“Smart money” wallets have been decreasing their proportion of stablecoins, and that’s a sign that traders are in a risk-taking posture. 

Blockchain research firm Nansen labels wallets and addresses as smart money when they meet at least one of several metrics of on-chain profitability and intelligence, such as receiving a substantial amount of coins across several airdrops or making more than $100,000 by being a liquidity provider on decentralized exchange Uniswap. 

Right now, smart money wallets are allocating less than 9% of their holdings to stablecoins, a type of cryptocurrency that is pegged to a fiat currency such as the U.S. dollar as a means to provide price stability. A year ago — and two months after crypto exchange FTX filed for bankruptcy — stablecoins accounted for about 32% of total smart money holdings. 

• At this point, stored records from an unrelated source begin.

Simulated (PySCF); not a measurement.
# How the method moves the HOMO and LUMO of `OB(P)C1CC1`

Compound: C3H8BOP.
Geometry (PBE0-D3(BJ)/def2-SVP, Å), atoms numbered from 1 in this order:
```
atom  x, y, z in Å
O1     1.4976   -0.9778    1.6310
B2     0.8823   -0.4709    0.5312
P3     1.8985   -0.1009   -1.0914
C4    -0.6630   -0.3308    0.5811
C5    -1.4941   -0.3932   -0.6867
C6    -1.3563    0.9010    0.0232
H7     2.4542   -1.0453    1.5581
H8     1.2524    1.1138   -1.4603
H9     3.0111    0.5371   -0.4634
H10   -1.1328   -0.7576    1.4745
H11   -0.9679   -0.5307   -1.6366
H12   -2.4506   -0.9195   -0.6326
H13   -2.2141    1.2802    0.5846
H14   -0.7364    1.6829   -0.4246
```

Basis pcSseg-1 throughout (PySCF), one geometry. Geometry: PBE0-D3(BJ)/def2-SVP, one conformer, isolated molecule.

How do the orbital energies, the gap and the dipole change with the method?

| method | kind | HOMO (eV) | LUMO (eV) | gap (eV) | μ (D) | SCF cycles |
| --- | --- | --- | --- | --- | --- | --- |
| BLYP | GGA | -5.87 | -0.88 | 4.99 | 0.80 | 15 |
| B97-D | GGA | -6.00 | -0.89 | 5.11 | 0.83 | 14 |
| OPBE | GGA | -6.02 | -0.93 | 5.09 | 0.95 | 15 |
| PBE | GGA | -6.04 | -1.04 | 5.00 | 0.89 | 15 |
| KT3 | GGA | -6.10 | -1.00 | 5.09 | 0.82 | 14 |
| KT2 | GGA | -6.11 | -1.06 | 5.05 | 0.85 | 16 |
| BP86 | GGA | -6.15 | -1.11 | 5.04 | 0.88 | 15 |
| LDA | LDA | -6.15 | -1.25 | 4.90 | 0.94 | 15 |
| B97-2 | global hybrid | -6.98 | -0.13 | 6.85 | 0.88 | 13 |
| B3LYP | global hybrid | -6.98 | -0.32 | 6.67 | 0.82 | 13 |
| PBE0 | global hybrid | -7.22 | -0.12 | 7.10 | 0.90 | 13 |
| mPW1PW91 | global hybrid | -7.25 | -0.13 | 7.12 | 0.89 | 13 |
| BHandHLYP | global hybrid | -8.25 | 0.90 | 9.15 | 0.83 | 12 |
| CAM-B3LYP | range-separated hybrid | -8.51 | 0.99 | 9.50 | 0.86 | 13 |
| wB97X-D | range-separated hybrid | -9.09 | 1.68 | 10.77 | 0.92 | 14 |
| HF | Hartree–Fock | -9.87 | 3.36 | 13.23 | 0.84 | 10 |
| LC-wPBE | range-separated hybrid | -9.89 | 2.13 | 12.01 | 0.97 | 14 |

Smart money’s share of stablecoins as a percentage of total holdings. (Nansen)

The last time smart money’s holding of stablecoins sunk to this level was in Jan. 2022, when BTC was hovering around $42,000 and the total crypto ecosystem’s market capitalization stood at more than $2 trillion. At press time, BTC is priced at around $43,700, while the global crypto market capitalization is nearly $1.8 trillion.

“Stablecoin holding is a good macro indicator showing where the mind of the smart money is. When the chart is peaking — for example, when it was in mid-2022 — that was the maximum risk-off state,” said Nansen data engineer Edgar Rootalu Friday morning in a live stream on YouTube.

The economy in mid-2022 was in turmoil, with high inflation, Fed rate hikes and layoffs across the crypto industry. On June 18 of that year, nearly 42% of smart money holdings were in stablecoins.

“As we see starting from 2023 they’ve been slowly increasing their crypto holdings and decreasing their stablecoin holdings so we’re nearing almost big risk-on behavior here,” Rootalu added.

Update (Jan. 12, 3:15 p.m. EST): Added the stablecoin portion of smart money wallets one year ago.

Update (Jan. 12, 3:11 p.m. EST): Added a descriptor for Nansen and defined the left axis of the graph.